We don't have any photos of Romain in our database, so here's his brother Morgan.
Newcastle United announced the signing of Romain Amalfitano Wednesday, a move that had been rumored for about a month. Amalfitano's contract with Stade Reims officially ends June 30, so pen will be put to paper to make the transfer official shortly thereafter. Romain had this to say about the move:
I am very happy to be a Newcastle player. I have seen a bit of the city already and it is a change from France but one I am really looking forward to. When a club like Newcastle wants you to play for them it can only be a good thing. I have taken the opportunity to play in the Premier League and cannot wait to get going.

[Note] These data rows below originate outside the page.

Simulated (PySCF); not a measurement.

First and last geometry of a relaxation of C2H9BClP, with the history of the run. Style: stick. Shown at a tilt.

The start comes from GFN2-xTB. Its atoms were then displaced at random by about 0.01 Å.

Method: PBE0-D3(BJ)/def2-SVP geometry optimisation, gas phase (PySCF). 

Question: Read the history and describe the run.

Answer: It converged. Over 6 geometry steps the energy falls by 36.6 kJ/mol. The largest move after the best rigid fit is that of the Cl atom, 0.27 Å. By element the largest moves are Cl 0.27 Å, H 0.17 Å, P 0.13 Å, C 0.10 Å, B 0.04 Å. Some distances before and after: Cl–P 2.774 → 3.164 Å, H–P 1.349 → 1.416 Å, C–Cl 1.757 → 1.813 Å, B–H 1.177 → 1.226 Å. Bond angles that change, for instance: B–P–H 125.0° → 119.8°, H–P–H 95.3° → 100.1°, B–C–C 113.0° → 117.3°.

Romain Amalfitano is a 22 year old (soon to be 23) right-footed attacking midfielder who was instrumental in achieving promotion for Reims to Ligue 1 in 2011-12. He is perhaps best known (for now) as the little brother of Marseilles midfielder Morgan, so the bloodlines are certainly there. According to reports, he is known for possessing a quick mind and quick feet, a phrase reminiscent of the praise given Yohan Cabaye last offseason when he himself made the switch to Newcastle. According to the player himself, he is comfortable in a central attacking role or on the right wing.
That Newcastle seem so eager to gain the signature of a player over the age of 21 indicates that they expect him to be able to contribute immediately, but the contract length (only 3 years) betrays that to some degree. Amalfitano is not so much a Cabaye protege as he is a Danny Guthrie replacement, though Guthrie's newfound desire to stay may just complicate the situation. Squad depth is always important, and it will be more so in 2012-13, but I find myself wondering exactly what his role will be. Romain does not possess top flight experience, much less in one of the "Big 4" European leagues, so scouts must have really seen some untapped top shelf talent to justify taking up a spot on the 25-man squad.
I'm not one to doubt Graham Carr, who has developed a reputation for having a keen eye for uncovering French talent, but let's make sure that we are not giving credit for deeds not done. Yohan Cabaye and Hatem Ben Arfa were not diamonds in the rough, so to speak, and even Sylvain Marveaux was acquired at a discount thanks to a well-established injury history (one that proved to be rather predictive in its own right). The only signing out of France in recent memory that one can truly label as obscure is that of Mehdi Abeid, and the jury is still out on him (though I was and still am very optimistic about his chances of sticking in the senior squad). Yes, Amalfitano is French, and yes, French players have had success at Newcastle, but one fact does not necessarily beget the other, even if he were comparable to the other French players that have passed through. Add in the fact that he appears to be very attack-minded and not quite suited for a holding role (which is frankly a more glaring need), and the signing starts to look a bit more bizarre.
It does seem a bit disingenuous to complain that a free transfer signing (probably) isn't the next Hatem Ben Arfa, so allow me to check my reservations at the door and examine what I like about the kid. I've posted a highlight video below, which will almost surely beget the comment that anybody can look good on Youtube. It's true that highlight videos don't show the missed crosses, ill-timed runs, and failures to track back on defense, but these sorts of reels do not materialize if there is no body of work to support them. Amalfitano does benefit here from some seriously questionable defending and goaltending, but you can see his quick decision-making abilities that allow him to take advantage of his opponents' mistakes. At times he shows a very good first touch and it is evident that he possesses excellent vision. All in all, I believe he has a great chance to be successful at Newcastle if he's used correctly, and there's no reason to believe that Alan Pardew won't be responsible with his minutes.